A committee studying hazardous bus routes in the Jordan district told the school board 43 routes were dangerous enough to warrant special busing. That's six more routes than the board approved last year.
The cost of the busing was estimated at $484,402. The district receives no reimbursement from the state for busing due to a hazardous route.Ten of the routes have buses that travel through the area and have space available to handle the extra passengers. The district will have to do some "magic" to organize the routes to handle the need, said the district's transportation director, Ron Sing.
"We have enough buses that we are able to manipulate into the different areas," he said. Silver Mesa Elementary is a good example, he said.
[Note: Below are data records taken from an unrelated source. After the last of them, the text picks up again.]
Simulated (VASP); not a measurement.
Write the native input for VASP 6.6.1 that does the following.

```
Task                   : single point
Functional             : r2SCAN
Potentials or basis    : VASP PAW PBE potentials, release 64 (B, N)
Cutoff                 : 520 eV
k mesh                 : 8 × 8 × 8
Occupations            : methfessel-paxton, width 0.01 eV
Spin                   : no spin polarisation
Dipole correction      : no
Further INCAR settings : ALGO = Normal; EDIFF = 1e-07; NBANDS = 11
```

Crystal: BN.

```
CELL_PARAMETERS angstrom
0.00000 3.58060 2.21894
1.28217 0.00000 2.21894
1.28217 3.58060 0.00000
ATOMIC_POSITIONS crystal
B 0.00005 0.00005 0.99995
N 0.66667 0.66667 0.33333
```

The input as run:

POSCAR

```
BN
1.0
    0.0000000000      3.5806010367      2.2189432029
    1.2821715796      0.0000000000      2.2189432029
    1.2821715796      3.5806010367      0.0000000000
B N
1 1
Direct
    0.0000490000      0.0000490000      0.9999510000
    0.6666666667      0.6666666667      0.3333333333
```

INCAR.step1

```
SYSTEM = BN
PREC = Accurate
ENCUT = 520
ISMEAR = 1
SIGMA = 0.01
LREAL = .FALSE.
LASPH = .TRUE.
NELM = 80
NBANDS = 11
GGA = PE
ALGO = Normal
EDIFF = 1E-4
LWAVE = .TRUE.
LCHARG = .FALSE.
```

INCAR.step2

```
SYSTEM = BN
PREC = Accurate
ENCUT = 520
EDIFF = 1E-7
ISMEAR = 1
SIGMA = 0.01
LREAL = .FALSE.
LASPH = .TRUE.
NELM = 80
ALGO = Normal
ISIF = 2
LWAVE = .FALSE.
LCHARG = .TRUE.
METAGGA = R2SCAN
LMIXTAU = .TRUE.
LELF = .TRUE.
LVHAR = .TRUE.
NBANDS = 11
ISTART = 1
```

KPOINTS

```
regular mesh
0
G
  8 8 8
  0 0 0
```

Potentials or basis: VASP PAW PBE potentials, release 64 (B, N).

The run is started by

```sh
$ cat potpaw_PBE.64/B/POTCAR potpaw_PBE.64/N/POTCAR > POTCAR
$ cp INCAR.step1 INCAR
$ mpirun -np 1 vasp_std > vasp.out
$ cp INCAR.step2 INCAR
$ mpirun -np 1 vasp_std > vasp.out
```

The bus that will pick up the children on the hazardous route near Silver Mesa will be coming from Union Middle School. The empty bus will load the Silver Mesa children and drop them off, and have about 15 minutes to pick up the children going to Granite Elementary, he said.
That means if it snows heavily or if there's a traffic jam, we'll be behind, Sing said. "We've got it so precise that we really don't have any time to spare."
Only one route was dropped near Oakdale Elementary because construction that made it dangerous for students is finished. Hazardous routes are submitted to the committee by school principals. Eleven routes that were submitted weren't approved.
The district took the committee report under advisement and will vote on whether to accept the committee's recommendations at the next board meeting.